I remember when I had a choice to make of what college to attend after high school. I had applied to and been accepted by three universities in the State University of New York system. I visited all three but that only made my choice more difficult, as each had special qualities I liked. Someone gave me a good idea which helped a lot. I wrote positive and negative considerations in two columns for all 3 choices and then I looked to see objectively which choice had the most positive aspects listed. But then, I asked myself how I felt about that choice, and I knew instinctively that the one with the most ‘positives’ was not the one my heart was interested in.  I chose the college closest to home because I wanted to maintain some cherished friendships. That proved to be obviously the right choice for me, down the road.

Here is a poem by William Butler Yeats about ‘better choices’:

What Then?

His chosen comrades thought at school
He must grow a famous man;
He thought the same and lived by rule,
All his twenties crammed with toil;
‘What then?’ sang Plato’s ghost. ‘What then?’

Everything he wrote was read,
After certain years he won

Sufficient money for his need, Friends that have been friends indeed;

‘What then?’ sang Plato’s ghost. ‘ What then?’

All his happier dreams came true —
A small old house, wife, daughter, son,
Grounds where plum and cabbage grew,
poets and wits about him drew;
‘What then.?’ sang Plato’s ghost. ‘What then?’

The work is done,’ grown old he thought,
‘According to my boyish plan;
Let the fools rage, I swerved in naught,
Something to perfection brought’;
But louder sang that ghost, ‘What then?’

Yeats’ poem has an almost eerie quality to it in relation to the matter of discerning ‘better choices’. How can we choose proactively rather than having to look back in retrospect to see whether our choice has led to personal fulfilment, or not? Some of you might be familiar with the book The Journey of Souls by Dr. Michael Newton. This book puts the topic of better choices into a much larger scope. It deals –(whatever your personal approach, this book brings in  reincarnation as described under hypnosis by people being regressed)–with the question of whether in a given lifetime we have fulfilled our goal or learned our lessons of that lifetime! A more popular example of this idea is in the fun movie “Defending Your Life”, one of my favorites. Here, Albert Brooks plays a man who never takes risks, and in death he is put on trial, literally, to defend whether he made enough progress to “move on” or not. Meanwhile he has fallen in love in this afterlife realm with a character played by  Meryl Streep who has been a real hero in her life so she will obviously graduate to a higher plane! I like the general question being posed by both of these, and Yeats’ poem too. What is your life purpose? Why are YOU Here, in the largest sense, not just day to day?

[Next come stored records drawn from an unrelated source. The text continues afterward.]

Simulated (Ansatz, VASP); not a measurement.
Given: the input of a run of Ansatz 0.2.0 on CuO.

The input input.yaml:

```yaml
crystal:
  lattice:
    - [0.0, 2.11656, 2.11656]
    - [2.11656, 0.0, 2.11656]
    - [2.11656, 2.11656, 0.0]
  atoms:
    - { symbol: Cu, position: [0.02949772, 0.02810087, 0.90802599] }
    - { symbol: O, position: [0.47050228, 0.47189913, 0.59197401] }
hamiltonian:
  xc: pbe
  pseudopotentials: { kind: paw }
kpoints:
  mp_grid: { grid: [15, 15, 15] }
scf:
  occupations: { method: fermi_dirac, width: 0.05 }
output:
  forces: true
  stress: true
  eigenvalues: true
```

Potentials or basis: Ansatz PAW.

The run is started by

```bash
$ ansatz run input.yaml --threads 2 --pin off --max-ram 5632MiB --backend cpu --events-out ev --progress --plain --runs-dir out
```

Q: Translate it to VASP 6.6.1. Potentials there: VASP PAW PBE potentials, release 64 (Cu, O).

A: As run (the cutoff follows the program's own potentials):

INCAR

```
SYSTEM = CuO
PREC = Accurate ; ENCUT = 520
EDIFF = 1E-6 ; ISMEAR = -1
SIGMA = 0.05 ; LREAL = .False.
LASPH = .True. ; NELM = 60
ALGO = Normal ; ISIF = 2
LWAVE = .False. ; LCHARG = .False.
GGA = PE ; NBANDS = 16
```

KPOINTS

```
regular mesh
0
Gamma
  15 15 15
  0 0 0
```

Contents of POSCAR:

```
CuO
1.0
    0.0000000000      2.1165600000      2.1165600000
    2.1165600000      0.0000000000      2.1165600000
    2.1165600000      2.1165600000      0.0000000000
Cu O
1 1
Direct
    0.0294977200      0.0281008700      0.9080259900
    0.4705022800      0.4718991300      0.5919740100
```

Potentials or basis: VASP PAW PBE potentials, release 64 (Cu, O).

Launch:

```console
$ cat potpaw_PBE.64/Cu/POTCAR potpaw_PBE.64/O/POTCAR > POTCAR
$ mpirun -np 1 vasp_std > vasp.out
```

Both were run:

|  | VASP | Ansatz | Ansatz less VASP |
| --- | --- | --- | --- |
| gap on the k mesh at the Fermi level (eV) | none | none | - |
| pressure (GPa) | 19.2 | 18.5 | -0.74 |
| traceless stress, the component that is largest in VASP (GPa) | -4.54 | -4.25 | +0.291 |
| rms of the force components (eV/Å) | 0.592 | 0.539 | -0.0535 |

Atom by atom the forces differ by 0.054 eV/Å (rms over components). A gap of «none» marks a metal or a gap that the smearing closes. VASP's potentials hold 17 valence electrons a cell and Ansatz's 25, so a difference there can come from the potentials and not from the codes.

My notion is that we should not wait until we are elderly, or until we pass on, to ask ourselves what we would really like to be fulfilling NOW, with THIS life, whatever the afterlife might have in store. (And BTW, what might be fulfilling to one might be as simple as an act of kindness  or learning to give love unconditionally.)  Here and Now we do have some control over our conscious choices. For myself I intend to ‘accomplish’ all I can spiritually, and take that forward.

Do you have a Life Dream? That may be all the North Star you need to arrive at your own better choices.